The Four Seals of the Dharma
As described in The Dharma Jewel, there are many different schools of Buddhism, which provide different presentations of the Buddha's teaching. Different schools appeal to different personalities, and no one school claims to be 'right'.
So what is it that all forms of Buddhism have in common, and what differentiates Buddhism from other religions and philosophies?
The defining features of Buddhism are THE FOUR SEALS OF THE DHARMA - four statements about the world which form the basis of all Buddhist teachings. The four seals aren't 'revealed truths' which we have to take on trust from some self-proclaimed 'prophet' who claims to have heard the voice of God, they are philosophical statements derived from logic and experience.
All phenomena are subject to change, growth, dissolution and decay. Even the sun, planets and galaxies are changing and will one day cease to exist.
(2) All phenomena are unfindable upon analysis.
If you search for the ultimate nature of your car, you won't find it. All you'll find is parts, the causes of those parts coming together, and mental projection or 'imputation' of something that performs the function of a car. Similarly with the ego - the self. The essential nature of the self is as unfindable as the essential nature of a car or Milinda's chariot. 'We are such stuff as dreams are made on'.
(3) Materialistic existence is ultimately unsatisfactory.

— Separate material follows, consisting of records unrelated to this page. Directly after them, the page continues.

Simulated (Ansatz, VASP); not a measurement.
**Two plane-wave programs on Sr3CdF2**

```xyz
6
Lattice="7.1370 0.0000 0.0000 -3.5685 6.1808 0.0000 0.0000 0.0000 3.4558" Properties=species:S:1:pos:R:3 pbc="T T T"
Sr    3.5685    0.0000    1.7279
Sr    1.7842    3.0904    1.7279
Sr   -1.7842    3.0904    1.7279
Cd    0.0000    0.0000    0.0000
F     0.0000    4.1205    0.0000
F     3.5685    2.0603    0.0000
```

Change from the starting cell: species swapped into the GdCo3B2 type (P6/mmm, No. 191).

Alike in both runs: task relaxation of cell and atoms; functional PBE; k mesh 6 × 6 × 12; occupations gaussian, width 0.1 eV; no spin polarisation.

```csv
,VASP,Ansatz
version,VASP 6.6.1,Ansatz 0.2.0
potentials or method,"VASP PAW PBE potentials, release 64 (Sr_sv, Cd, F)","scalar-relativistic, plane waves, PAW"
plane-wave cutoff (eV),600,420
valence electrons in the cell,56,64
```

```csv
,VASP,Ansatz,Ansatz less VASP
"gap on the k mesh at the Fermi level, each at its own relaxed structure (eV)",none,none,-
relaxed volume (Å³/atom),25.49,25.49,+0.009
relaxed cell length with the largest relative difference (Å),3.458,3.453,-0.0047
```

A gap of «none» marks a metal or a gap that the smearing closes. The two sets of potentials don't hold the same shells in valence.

All emotions based on the three mental poisons of attachment, aversion and ignorance are ultimately painful. You can never have enough worldly possessions, and even if you did you'd worry about losing them since they are all impermanent. And you've got to lose the lot eventually when you shuffle off your coil. All materialistic cravings eventually lead to dissappointment and worse. This is known as dukkha.
(4) The true nature of mind is clarity and peace, 'but whilst this muddy vesture of decay doth grossly close it in' we cannot experience it. The sky-like clarity of the mind is obscured by the thunder clouds of anger, attachment and ignorance. The real nature of the mind is Nirvana - which is NOT nothingness, but the non-conceptual peace 'which passeth all understanding'.